Breaking Up With a Client Doesn’t Have to Be Heartbreaking
I know, I know…some of you are thinking, “Breaking up?! I’m trying to get a client — not get rid of them!”
If you’re just starting out in this smutlancing thing, it probably seems impossible that a day will come when you’ll break up with (aka fire) a client. A few years ago, I thought the same thing. Desperate for work, I took anyone who came my way (this sounds a lot like my love life when I was 20…). I never sabotaged my career but even when it was awful, I’d wait for them to end it with me — much like my love life 20 years ago.

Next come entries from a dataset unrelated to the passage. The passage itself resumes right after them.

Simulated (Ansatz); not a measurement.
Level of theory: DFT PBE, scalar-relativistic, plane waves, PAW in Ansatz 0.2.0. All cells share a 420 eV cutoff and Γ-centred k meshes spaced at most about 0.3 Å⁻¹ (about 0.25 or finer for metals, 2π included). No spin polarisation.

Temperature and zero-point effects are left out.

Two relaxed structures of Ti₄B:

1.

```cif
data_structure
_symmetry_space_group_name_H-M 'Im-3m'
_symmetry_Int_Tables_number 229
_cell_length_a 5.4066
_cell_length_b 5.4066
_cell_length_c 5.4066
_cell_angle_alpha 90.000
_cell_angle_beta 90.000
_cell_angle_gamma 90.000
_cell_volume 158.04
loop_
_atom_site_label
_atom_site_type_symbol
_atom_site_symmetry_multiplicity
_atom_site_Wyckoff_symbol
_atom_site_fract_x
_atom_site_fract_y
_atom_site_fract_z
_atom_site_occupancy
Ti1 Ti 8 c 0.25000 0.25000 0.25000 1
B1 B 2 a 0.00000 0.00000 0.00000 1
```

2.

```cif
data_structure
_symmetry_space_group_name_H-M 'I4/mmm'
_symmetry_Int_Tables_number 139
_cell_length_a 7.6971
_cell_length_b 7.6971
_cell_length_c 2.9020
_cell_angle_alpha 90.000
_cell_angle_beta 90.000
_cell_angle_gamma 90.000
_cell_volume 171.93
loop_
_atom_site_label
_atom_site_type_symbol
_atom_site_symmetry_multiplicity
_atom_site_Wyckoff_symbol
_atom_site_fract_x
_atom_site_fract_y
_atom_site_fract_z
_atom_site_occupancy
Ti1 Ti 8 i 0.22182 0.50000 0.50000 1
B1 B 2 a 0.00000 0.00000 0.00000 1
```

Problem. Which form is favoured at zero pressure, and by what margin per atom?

The reality is that as you take on work clients, you’ll outgrow certain jobs and even clients. Breaking up is hard to do but worth it. Even if you’re currently clinging to the work you have or desperately seeking it, keep this in mind. One day you’ll find yourself in the same position.
Good Break Ups
A good break up (okay, firing) is like the end of a good relationship. Neither of you was miserable enough to hate the other but you weren’t ecstatic either. One email to say it’s over with the promise to finish up the rest of your work, and it’s done. No hard feelings. The client might be sad to see you go, but they won’t trash you to other potential clients, either.
When and how you break up depends on the agreement you have with the client and the working relationship. For my ongoing clients, it’s a two-week written notice. Because all of our business is done by email, sending notice by email is typical. You can give your reasons or not – it’s up to you.
Bad Break Ups
Just like in romantic or sexual relationships, bad break ups happen with clients, too. They refuse to pay or freak out. Maybe they even trash you online or to people you both know professionally. While this is extremely rate, it happens. How the end of this professional relationship is handled says a lot about both sides…good and bad.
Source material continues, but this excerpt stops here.